When we have the module file created, we can activate the user modules and load the guppy module:

module use $HOME/MyModules
module load guppy/3.2.2

This way we can use just the guppy_basecaller command to run this program inside of the container.

Running CHPC provided containers

We provide containers for applications that are difficult to build natively on the operation system that our clusters run. Most of these applications are being developed on Debian based Linux systems (Ubuntu and Debian) and rely on their software stack. Some containers are simply DockerHub images converted to the Singularity sif format, while others are built manually by CHPC staff.

Running a CHPC provided container is as simple as running the application command itself. We provide an environment module that sets up aliases for the application's commands that calls the container behind the scenes. We also provide a command to start a shell in the container, "containerShell", which allow to open a shell in the container, and from which the user can call the commands needed to execute their processing pipeline.

In the containers, the user can access storage in their home directories, or in the scratch file servers.

List of containerized modules can be found by running grep -R --include "*.lua" singularity /uufs/chpc.utah.edu/sys/modulefiles/CHPC-r8/Core | grep depends_on.

Building your own Singularity container

As of Apptainer version 1.2.5, one can build a container completely in user space, which means that container builds can be done on CHPC Linux systems. Since large containers require more CPU and memory resources, it is recommended to do so in an interactive job.
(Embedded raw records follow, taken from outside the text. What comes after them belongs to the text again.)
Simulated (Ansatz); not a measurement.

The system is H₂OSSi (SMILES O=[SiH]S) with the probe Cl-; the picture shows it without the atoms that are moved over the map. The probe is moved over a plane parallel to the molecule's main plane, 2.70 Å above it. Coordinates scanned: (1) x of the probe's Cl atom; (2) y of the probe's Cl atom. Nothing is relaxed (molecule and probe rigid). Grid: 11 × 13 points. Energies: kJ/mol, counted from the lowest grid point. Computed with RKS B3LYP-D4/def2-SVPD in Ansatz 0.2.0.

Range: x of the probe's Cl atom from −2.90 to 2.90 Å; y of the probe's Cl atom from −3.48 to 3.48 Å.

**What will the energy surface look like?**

salloc -N 1 -n 16 -A notchpeak-shared-short -p notchpeak-shared-short -t 2:00:00 --gres=gpu:1080ti:1
module load apptainer
unset APPTAINER_BINDPATH
apptainer build --nv mycontainer.sif Singularity

We first ask for an interactive job session and optionally request a GPU as well. Then we load the Apptainer module and unset the module pre-set APPTAINER_BINDPATH environment variable - having this set results in the build process erroring out due to non-existent bind path. Then we build the container based on the definition file called Singularity. The --nv flag which initializes the GPU support during the build is optional, but needed for the GPU programs to be set up correctly.

Note that in our apptainer module, we define two environment variables:

APPTAINER_SHELL=/bin/bash - this sets the container shell to bash (easier to use than default sh)
APPTAINER_BINDPATH=/scratch,/uufs/chpc.utah.edu - this binds mount points to all the /scratch file servers and to /uufs file servers (sys branch, group spaces).

If you prefer to use a different shell, or not bind the file servers, set these variables differently or unset them.